A significant uproar has arisen due to the fiction analytics site called Prosecraft, which scanned and uploaded thousands of books into a vast dataset without obtaining the authors' consent.
According to TechCrunch, Prosecraft, developed by cloud word processor Shaxpir, aimed to compile a repository of over 27,000 books, subjecting them to comparison, ranking, and analysis based on the perceived "vividness" of their language.
Prosecraft Faces Backlash
Renowned authors, including Maureen Johnson and Celeste Ng, voiced their discontent with Prosecraft for using their literary works without proper authorization. According to reports, even books released as recently as a few weeks prior were not spared from this unauthorized scanning.
In the face of online criticism, the project's creator, Benji Smith, eventually took down the Prosecraft website, which had been operational since 2017. Smith noted his considerable effort in the project, spending thousands of hours on text organization, annotation, and refinement.
"But in the meantime, 'AI' became a thing. And the arrival of AI on the scene has been tainted by early use-cases that allow anyone to create zero-effort impersonations of artists, cutting those creators out of their own creative process," Smith added.
It is important to note that Prosecraft was not designed as a generative AI tool. However, concerns emerged within the author community regarding its potential to evolve into one.
Smith had amassed an extensive dataset comprising a quarter billion words from published books, primarily acquired through web crawling.
Prosecraft's methodology involved displaying two paragraphs from a book - one considered the "most passive" and another the "most vivid." The project subsequently ranked the books based on percentile scales corresponding to their vividness, length, and passivity.
Authors expressed their frustration at this approach, asserting that writing style is a distinctive aspect that goes beyond rigid rules such as active or passive voice conventions. Smith outlined his rationale in a blog post.
He argued that by publishing summary statistics and small excerpts from the books, he believed he was adhering to the Fair Use doctrine's spirit, which, in his interpretation, did not necessitate author consent.
However, some authors found that the excerpts on Prosecraft contained significant spoilers, adding another layer of discontent.
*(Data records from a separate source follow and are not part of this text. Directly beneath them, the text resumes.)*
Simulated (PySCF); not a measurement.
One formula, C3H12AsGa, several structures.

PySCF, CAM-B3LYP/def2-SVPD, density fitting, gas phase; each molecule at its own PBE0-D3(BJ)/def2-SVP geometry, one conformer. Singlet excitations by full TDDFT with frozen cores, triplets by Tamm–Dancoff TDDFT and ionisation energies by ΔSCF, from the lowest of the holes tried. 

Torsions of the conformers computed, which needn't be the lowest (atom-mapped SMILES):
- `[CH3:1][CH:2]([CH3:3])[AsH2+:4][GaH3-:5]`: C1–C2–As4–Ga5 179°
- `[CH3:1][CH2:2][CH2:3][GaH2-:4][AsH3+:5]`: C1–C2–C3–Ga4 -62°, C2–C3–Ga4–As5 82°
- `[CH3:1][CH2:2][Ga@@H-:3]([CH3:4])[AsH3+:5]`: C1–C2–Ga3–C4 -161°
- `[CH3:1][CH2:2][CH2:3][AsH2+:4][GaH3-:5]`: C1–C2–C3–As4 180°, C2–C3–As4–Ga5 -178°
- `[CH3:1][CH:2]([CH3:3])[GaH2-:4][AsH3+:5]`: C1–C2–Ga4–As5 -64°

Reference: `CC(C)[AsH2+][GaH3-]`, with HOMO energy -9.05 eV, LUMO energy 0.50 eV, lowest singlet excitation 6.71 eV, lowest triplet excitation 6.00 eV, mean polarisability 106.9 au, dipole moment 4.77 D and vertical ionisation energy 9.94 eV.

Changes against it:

Read Also : Reporters Without Borders, Journalist Groups Partnered to Craft 'Responsible' AI Use Guidelines in Media
Writers Urge AI Companies to Honor Copyrights
Although Smith offered an apology, the authors continued to express their frustration over the situation. The widespread adoption of AI tools has contributed to an ongoing cycle of challenges for artists and writers.
Upon opting out of one database, they often find their creations being leveraged to train additional AI models, perpetuating a persistent cycle of aggravation and difficulties.
Renowned authors Margaret Atwood and James Patterson are among the thousands of writers urging AI companies to honor copyrights.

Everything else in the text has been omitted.